Technology gurus have crafted a new Internet text message system to help politicians beat recent stringent measures adopted to curb the spread of hateful messages using mobile phones.

The racket makes a joke of a joint government initiative with local mobile operators to prevent a repeat of the 2007 post-poll violence.

The Standard has learnt that politicians or their supporters are already using the bulk messaging service to freely distribute unsolicited texts that border on hate political messages, just about 60 days to the next General Election.

One such message coming from a number +254 000 000, whose origin cannot be easily traced, states that one of the political candidates from the two alliances will ‘lose this coming election whichever way you look at it.’

The drafters of the message seen by The Standard used the recent data from the Independent Electoral and Boundaries Commission on voter registration to support their argument on whoever would win, as it tried to convince the recipient using tribal arithmetic.

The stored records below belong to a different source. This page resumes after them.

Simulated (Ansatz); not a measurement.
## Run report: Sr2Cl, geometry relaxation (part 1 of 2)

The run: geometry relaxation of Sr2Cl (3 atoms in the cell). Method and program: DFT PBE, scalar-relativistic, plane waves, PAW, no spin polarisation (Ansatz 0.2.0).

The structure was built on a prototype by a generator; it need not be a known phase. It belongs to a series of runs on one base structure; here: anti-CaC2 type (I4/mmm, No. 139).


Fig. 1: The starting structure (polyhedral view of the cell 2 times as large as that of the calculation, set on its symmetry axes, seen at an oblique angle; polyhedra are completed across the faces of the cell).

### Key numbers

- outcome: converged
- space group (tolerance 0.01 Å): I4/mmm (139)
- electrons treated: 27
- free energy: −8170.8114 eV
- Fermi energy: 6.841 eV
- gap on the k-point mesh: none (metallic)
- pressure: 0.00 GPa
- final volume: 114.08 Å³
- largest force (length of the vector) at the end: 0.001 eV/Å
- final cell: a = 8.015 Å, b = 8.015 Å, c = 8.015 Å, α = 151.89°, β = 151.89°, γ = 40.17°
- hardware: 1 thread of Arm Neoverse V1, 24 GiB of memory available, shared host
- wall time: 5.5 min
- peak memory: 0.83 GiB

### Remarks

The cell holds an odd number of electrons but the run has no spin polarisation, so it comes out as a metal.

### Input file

It was not possible to establish how many people received the message.

Multiple sources across the mobile industry said their responsibility is limited only as far as the message is emanating from their network or is being redistributed on their networks by licensed bulk SMS providers.

Blocking messages

“It is possible to use messaging services such as Google where one can block their number or use a shared number to send the messages that are at times free of charge,” another source familiar with the workings of the bulk message services said.

A highly placed source within the mobile industry also said networks do not have the capacity to block messages sent through computers from users using bulk messaging services over the Internet, especially if sent from outside the country.

“We cannot stop inciters sending messages on our network using the Internet messaging services. But we can monitor who is resending them if they are registered and where they are doing it from,” the source who works in a technical department in one of the four mobile companies told The Standard.